S.C. forgoes $100M in jobless benefits

- The (Charleston) Post and Courier

COLUMBIA -- South Carolina is missing out on nearly $100 million more in federal stimulus dollars for unemployment benefits, but it will be months before out-of-work residents see the money, if they ever do.

Congress tried to entice the states to update the 1930s-era social welfare program by including $7 billion in the American Reinvestment and Recovery Act. The money is intended to cover more women and part-time and low-wage workers who currently don't qualify for unemployment checks. In South Carolina, the changes could provide nearly 17,000 more jobless residents with benefits.

But South Carolina legislators aren't prepared to change the rules that were drawn up at a time when the workplace was more traditional.

House Majority Leader Kenny Bingham, a Cayce Republican, said it hardly makes sense to add more people to the dole that already is running a projected $1 billion deficit, money that state businesses will have to pay back at some point.

On the flip side, legislators such as Rep. Joe Neal, a Hopkins Democrat, argue for civility and fairness. Employers make contributions for every worker on the payroll to the fund that pays out unemployment benefits, he noted.

“This is not a giveaway,” Neal said. “These people have earned this protection. Hundreds of thousands of folk have lost their job through no fault of their own.”

The Legislature could have made the necessary changes to get the money while it reconvened last month in a special two-day session to fix an oversight that had blocked other unemployment benefits, but lawmakers wouldn't agree to do so, despite Neal's urging.

Bingham pledged recently that all the changes necessary to collect the additional federal cash will be up for consideration when the Legislature meets in January. The House is expected to take up legislation to overhaul the Employment Security Commission.

The commission has been under fire for its performance during the economic turmoil. It runs the unemployment trust fund, which has been broke since last year. The state has been borrowing money from the federal government to cut the unemployment checks.

How to get the money

Maurice Emsellem, policy co-director at the New York-based National Employment Law Project, said the state would have to change its law to get the money.
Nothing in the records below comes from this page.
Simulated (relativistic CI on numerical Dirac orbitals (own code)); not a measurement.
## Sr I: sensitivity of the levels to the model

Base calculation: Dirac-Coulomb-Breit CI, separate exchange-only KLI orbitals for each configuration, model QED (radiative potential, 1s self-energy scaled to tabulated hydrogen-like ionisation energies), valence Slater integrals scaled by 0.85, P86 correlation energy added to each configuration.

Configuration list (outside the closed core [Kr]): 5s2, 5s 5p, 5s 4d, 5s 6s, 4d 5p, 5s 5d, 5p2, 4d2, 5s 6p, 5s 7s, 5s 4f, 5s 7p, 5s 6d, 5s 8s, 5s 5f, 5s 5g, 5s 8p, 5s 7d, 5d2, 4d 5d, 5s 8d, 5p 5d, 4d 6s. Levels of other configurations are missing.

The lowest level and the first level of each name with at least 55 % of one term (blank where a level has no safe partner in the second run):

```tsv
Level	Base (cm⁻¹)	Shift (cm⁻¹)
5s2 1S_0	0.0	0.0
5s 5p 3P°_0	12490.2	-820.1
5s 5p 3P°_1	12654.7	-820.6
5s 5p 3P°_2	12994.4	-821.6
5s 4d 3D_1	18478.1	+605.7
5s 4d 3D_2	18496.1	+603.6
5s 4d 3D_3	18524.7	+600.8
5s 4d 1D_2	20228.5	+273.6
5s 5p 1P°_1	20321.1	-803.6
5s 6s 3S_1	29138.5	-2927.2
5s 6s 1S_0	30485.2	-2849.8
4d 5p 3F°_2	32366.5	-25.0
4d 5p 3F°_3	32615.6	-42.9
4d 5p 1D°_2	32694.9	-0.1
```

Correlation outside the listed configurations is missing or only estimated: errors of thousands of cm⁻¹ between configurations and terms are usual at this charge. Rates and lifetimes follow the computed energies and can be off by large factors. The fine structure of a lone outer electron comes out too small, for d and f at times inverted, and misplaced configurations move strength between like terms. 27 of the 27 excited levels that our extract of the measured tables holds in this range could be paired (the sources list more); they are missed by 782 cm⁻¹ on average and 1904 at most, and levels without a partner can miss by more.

The Legislature would have to alter the way individuals' earnings are calculated in order to open up benefits to more of the unemployed who were earning the lowest salaries, Emsellem said.

He said lawmakers also would chose between providing benefits to two of four groups of people: part-time workers, those who leave work for a compelling family reason such as domestic violence or to care for an ill loved one, workers who need more training to get a job and people with dependants who would get an extra $15 a week in their checks.

The advocacy group projected that the $97.5 million available to South Carolina in the stimulus package would provide benefits for 16,665 unemployed residents for four years, Emsellem said.

The additional benefits, covered by the federal cash, would cost an estimated $23.9 million each year.

After four years, the money would run out and the state would have to either repeal the law changes or start paying to provide the extra benefits. If South Carolina does not use the money, it remains in federal coffers, Emsellem said.

States have until October 2011 to apply for the cash.